Battle of Flodden - The Armies Meet:
Not wishing the Scots to slip away, Surrey dispatched a messenger to James offering battle on September 9. In an uncharacteristic move for a Scottish king, James accepted stating that he would remain in Northumberland until noon on the appointed day. As Surrey marched, James shifted his army into a fortress-like position atop Flodden, Moneylaws, and Branxton Hills. Forming a rough horseshoe, the position could only be approached from the east and required crossing the River Till. Reaching the Till Valley on September 6, Surrey immediately recognized the strength of the Scottish position.
Again dispatching a messenger, Surrey chastised James for taking such a strong position and invited him to do battle on the nearby plains around Milfield. Refusing, James wished to fight a defensive battle on his own terms. With his supplies dwindling, Surrey was compelled to choose between abandoning the area or attempting a flanking march to the north and west to force the Scots out of their position. Opting for the latter, his men began crossing the Till at Twizel Bridge and Milford Ford on September 8. Reaching a position above the Scots, they turned south and deployed facing Branxton Hill.
Due to continued stormy weather, James did not become aware of the English maneuver until sometime around noon on September 9. As a result, he began shifting his entire army to Branxton Hill. Formed in five divisions, Lord Hume and the Early of Huntly led the left, the Earls of Crawford and Montrose the left center, James the right center, and the Earls of Argyll and Lennox the right. The Earl of Bothwell's division was held in reserve to the rear. Artillery was placed in the spaces between the divisions. At the base of the hill and across a small stream, Surrey deployed his men in similar fashion.

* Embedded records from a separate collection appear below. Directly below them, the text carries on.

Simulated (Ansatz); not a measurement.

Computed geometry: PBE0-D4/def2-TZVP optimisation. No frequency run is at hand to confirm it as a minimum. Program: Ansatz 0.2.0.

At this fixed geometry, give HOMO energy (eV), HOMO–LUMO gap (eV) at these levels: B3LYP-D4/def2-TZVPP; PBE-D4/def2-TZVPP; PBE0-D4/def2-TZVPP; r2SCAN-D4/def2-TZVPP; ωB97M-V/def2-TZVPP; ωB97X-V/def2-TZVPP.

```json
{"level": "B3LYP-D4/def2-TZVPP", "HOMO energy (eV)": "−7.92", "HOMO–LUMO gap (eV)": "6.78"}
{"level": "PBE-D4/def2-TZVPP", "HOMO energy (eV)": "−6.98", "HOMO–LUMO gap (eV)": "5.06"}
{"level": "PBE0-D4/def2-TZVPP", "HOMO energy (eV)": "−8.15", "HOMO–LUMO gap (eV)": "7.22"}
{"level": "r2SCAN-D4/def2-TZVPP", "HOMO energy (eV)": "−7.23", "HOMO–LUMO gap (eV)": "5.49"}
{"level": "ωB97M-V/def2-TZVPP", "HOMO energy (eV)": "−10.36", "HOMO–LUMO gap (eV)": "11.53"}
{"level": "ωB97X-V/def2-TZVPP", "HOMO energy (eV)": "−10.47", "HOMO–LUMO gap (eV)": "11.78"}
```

Battle of Flodden - Disaster for the Scots:
Around 4:00 in the afternoon, James' artillery opened fire on the English position. Consisting largely of siege guns, they did little damage. On the English side, Sir Nicholas Appelby's twenty-two guns replied with great effect. Silencing the Scottish artillery, they began a devastating bombardment of James' formations. Unable to withdraw over the crest without risking a panic, James continued to take losses. To his left, Hume and Huntly elected to begin the action without orders. Moving their men down the least steep part of the hill, their pikemen advanced toward Edmund Howard's troops.
Hampered by the severe weather, Howard's archers fired with little effect and his formation was shattered by Hume and Huntly's men. Driving through the English, their formation began to dissolve and their advance was checked by Dacre's horsemen. Seeing this success, James directed Crawford and Montrose to move forward and began advancing with his own division. Unlike the first attack, these divisions were forced to descend a steep slope which began to open their ranks. Pressing on, additional momentum was lost in crossing the stream.
Reaching the English lines, Crawford and Montrose's men were disorganized and the bills of Thomas Howard, the Lord Admiral's men slashed into their ranks and cut the heads from the Scottish pikes. Forced to rely on swords and axes, the Scots took frightful losses as they were unable to engage the English as close range. To the right, James had some success and pushed back the division led by Surrey. Halting the Scottish advance, James' men soon faced a situation similar to Crawford and Montrose.
On the right, Argyle and Lennox's Highlanders remained in position watching the battle. As a result, they failed to notice the arrival of Edward Stanley's division on their front. Though the Highlanders were in a strong position, Stanley saw that it could be flanked to the east. Sending forward a portion of his command to hold the enemy in place, the remainder made a concealed movement to the left and up the hill. Unleashing a massive arrow storm on the Scots from two directions, Stanley was able to force them to flee the field.
Seeing Bothwell's men advancing to support the king, Stanley reformed his troops and along with Dacre attacked the Scottish reserve from the rear. In a brief fight they were driven off and the English descended on the rear of the Scottish lines. Under attack on three sides, the Scots battled on with James falling in the fighting. By 6:00 PM much of the fighting had ended with the Scots retreating east over the ground held by Hume and Huntly.
Battle of Flodden - Aftermath
Unaware of the magnitude of his victory, Surrey remained in place overnight. The next morning, Scottish horsemen were spotted on Branxton Hill but were quickly driven away. The remnants of the Scottish army limped back across the River Tweed. In the fighting at Flodden, the Scots lost around 10,000 men including James, nine earls, fourteen Lords of Parliament, and the Archbishop of St. Andrews. On the English side, Surrey lost around 1,500 men, most from Edmund Howard's division. The largest battle in terms of numbers fought between the two nations, it was also Scotland's worst ever military defeat. It was believed at the time that every noble family in Scotland lost at least one person at Flodden.